WASHINGTON — The chairman of the Federal Reserve urged banks and regulators on Monday to help the nation’s small businesses get the loans they needed to create jobs, reported The New York Times.

He also acknowledged that economists could not agree on why such lending has contracted substantially over the last two years.

Small businesses — those having fewer than 500 employees — employ half of all Americans and account for about 60 percent of gross job creation. Federal data indicate that lending to such companies fell to below $670 billion in the first quarter of this year from more than $710 billion in the second quarter of 2008.

The reasons are unclear. Many entrepreneurs say that bank loan officers are denying loans to creditworthy borrowers as part of an overreaction to the bad loans of the last economic expansion and heightened scrutiny by regulators.

But several economists paint a more nuanced picture, arguing that weak economic fundamentals and battered balance sheets have lowered the appetite for new lending. They say that demand could take years to recover.

The Fed chairman, Ben S. Bernanke, acknowledged the uncertainty at the start of a daylong forum on small-business lending at the central bank’s headquarters.

“How much of this reduction has been driven by weaker demand for loans from small businesses, how much by a deterioration in the financial condition of small businesses during the economic downturn, and how much by restricted credit availability?” Mr. Bernanke asked. “No doubt all three factors have played a role.”

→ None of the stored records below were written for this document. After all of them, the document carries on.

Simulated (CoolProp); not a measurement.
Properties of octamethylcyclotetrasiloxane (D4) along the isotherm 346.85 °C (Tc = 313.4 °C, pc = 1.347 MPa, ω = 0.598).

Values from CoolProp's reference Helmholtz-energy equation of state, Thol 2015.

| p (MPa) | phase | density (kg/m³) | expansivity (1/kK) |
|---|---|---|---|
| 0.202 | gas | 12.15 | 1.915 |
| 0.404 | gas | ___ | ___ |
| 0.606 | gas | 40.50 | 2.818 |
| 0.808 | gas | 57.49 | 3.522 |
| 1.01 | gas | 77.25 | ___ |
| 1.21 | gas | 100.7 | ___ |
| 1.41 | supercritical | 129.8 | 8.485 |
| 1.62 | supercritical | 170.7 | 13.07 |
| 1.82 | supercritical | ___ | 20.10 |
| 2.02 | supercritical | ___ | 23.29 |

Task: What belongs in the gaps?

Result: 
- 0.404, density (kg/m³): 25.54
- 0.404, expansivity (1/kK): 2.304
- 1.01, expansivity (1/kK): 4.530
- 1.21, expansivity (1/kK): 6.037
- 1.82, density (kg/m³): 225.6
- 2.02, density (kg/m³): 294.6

In a broad outreach effort, the Fed held 43 meetings on the financing needs of small businesses, starting on Feb. 3 in Lexington, Ky., and ending on June 30 in Shreveport, La. Two of the meetings, in Miami and Davenport, Iowa, focused on Hispanic-owned businesses. One, in Denver, was centered on the Small Business Administration’s guaranteed-loan programs. At yet another, in Detroit, the challenges facing auto industry suppliers took center stage.

A collapse in the value of real estate and other collateral used to secure loans posed a “particularly severe challenge” to small businesses, Mr. Bernanke said. He recalled that a business owner at the Detroit meeting told him, “If you thought housing had declined in value, take a look at what equipment is worth.”

Some entrepreneurs have resorted to borrowing on their personal credit cards or from their retirement accounts, he noted.

Banks, for their part, say that they have not so much tightened credit as returned to more traditional underwriting standards after being too lax, Mr. Bernanke acknowledged.

“But, though some lenders said they were emphasizing cash flow and relying less on collateral values in evaluating creditworthiness,” Mr. Bernanke said, “it seems clear that some creditworthy businesses — including some whose collateral has lost value but whose cash flows remain strong — have had difficulty obtaining the credit that they need to expand, and in some cases, even to continue operating.”